On top of your crammed “must-read” list, may we suggest an add on?. We haven’t leafed through Juan Ponce Enrile’s biography. We refer to ”Hour Before Dawn: The Fall and Uncertain Rise of the Philippine Supreme Court” , by Marites Danguilan Vitug,
This volume continues investigative reporting into the “least scrutinized “ institution that Vitug marshaled, in 2010, into: “Shadow of Doubt: Probing the Supreme Court.”
Flip flops by the Court eroded it’s credibility. In 16 cities reverted into towns, for example “the Court entertained a new third motion for reconsideration, despite a final judgement. “If the ultimate guardian of our law violates it’s own rules, then we have a problem”.
Naming controversial court administrator Presbitero Velasco to the tribunal “is the Old Boys culture in the judiciary, Friendships and networks trump merit and integrity”. Velasco slammed a 13-count libel rap against Vitug.
” The personal trumped the institutional” under President Gloria Arroyo. Her appointees shred the ban on midnight appointments,. She named former aide Renato Corona as chief justice, since then impeached. The court awarded 16.2 million San Miguel Corporation shares to tycoon Eduardo Cojuangco bought with funds chipped in by small farmers.
“Two things stayed with me from this experience”, Vitug recalls. “Justices could not comprehend how journalists work. The other is the zealous belief that the Supreme Court deserves special, if not delicate, treatment.”
In “Hour Before Dawn”, Vitug brings sharper investigative reporting skills to bear. She stitches more human details of behind-the-scenes encounters that morph into policy. Theodore White did that in his book “The Making of a President”.
The result is riveting reports on how a key institution works, fumbles — or is corrupted. “Where’s the woman?”, President Benigno Aquino asked when presented with an all-male short list of candidates to the Court by the Executive Secretary, Vitug reports. Was the Associate Justice Maria Lourdes Sereno surreptitiously deleted from the Judicial Bar Council’s list? Her name was restored.

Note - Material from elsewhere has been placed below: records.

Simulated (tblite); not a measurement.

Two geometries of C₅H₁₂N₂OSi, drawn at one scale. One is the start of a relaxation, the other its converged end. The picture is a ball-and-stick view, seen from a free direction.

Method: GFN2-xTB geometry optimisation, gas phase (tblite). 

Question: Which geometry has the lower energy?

Aquino did not know Sereno personally. But P-Noy recalled Sereno’s briefing “on far reaching implications” of the proposed Japan-Philippines Economic Partnership Agreement. It was up for ratification by the Senate then.
”One other thing kept Sereno on the President’s radar screen: long-running arbitration case over the Aquino International Airport Terminal 3, saving the country billions of pesos ,” Vitug adds. Sereno was co-counsel, together with retired Supreme Court Justice Florentino Feliciano” .
After a fast-paced telephone interview with Sereno, then in Davao, Aquino stressed : The job was going to be lonely. Not just at Monday flag ceremonies. At 50, Sereno was one of the youngest appointed to the Court. “You have 20 years to serve. Are you prepared to fight alone for a long time?”
The book looks back to July 2010 sessions of the Judicial Bar Council. Exchanges between Chief Justice Corona, Regino Hermosisima and Sereno on how to rid the judiciary of “hoodlums in robes will provide grist for future debates. So will comments by justices enraged by Sereno’s candid decisions.
Vitug wrote last July a Rappler analysis “P-Noy and the Outsider CJ.” It sensed outlines of the future appointment. Asked what prepared him to do battle with Arroyo justices, P-Noy replied: “We’re disturbing so many people’s rice bowls. What’s one more “rice bowl to displace?”
“My sense is, he’d been traumatized by his experience with the Court when it killed the proposed Truth Commission, Vitug writes. He was stopped by a Court that “overreached its power, out to protect a past president who appointed most of the justices’
The same court rebuffed Executive Order No. 2 This trashed all Arroyo midnight appointments — including the Malacanang gardener to her aide as Supreme Court chief justice.
“The potential result of this will be chaos and paralysis in the Executive Branch,” PNoy said. “This tests limits of the Supreme Court’s constitutional authority, and could precipitate a clash with another separate, co-equal branch.
After Corona’s impeachment, the Court backed off. It was not a trier of facts, the Court said. It fobbed off the cases to the Court of Appeals.”
“I never imagined that government can be harassed by a co-equal branch. Harassed, stymied. I think in Tagalog you can say it better: Kaya palang maapi ang gobyerno”, Vitug wrote. He recognizes the principles of separation of powers and checks and balances. The President seems struggling between these two thoughts. Which one will prevail?
“Vitug, sends a clear message across – a full day awaits the Court, former Justice, now Ombudsman Conchita Carpio Morales said at the Vitug book launch, “There is much to be done…”
The late Secretary Jesse Robredo had his acclaimed style of “tsinelas” leadership. The Court had episodes of displaying its own brand of “tsinelas” tendency and it is called “flip-flops”. Somersaults or reversals hounded the Court.
Institutional integrity starts with personal integrity. The Court can only be as good as the persons who compose it.”
Vitug set tougher standards for journalism in a digital age. A “journalism of assertion”, her books demonstrate, is no substitute for a “journalism of verification.”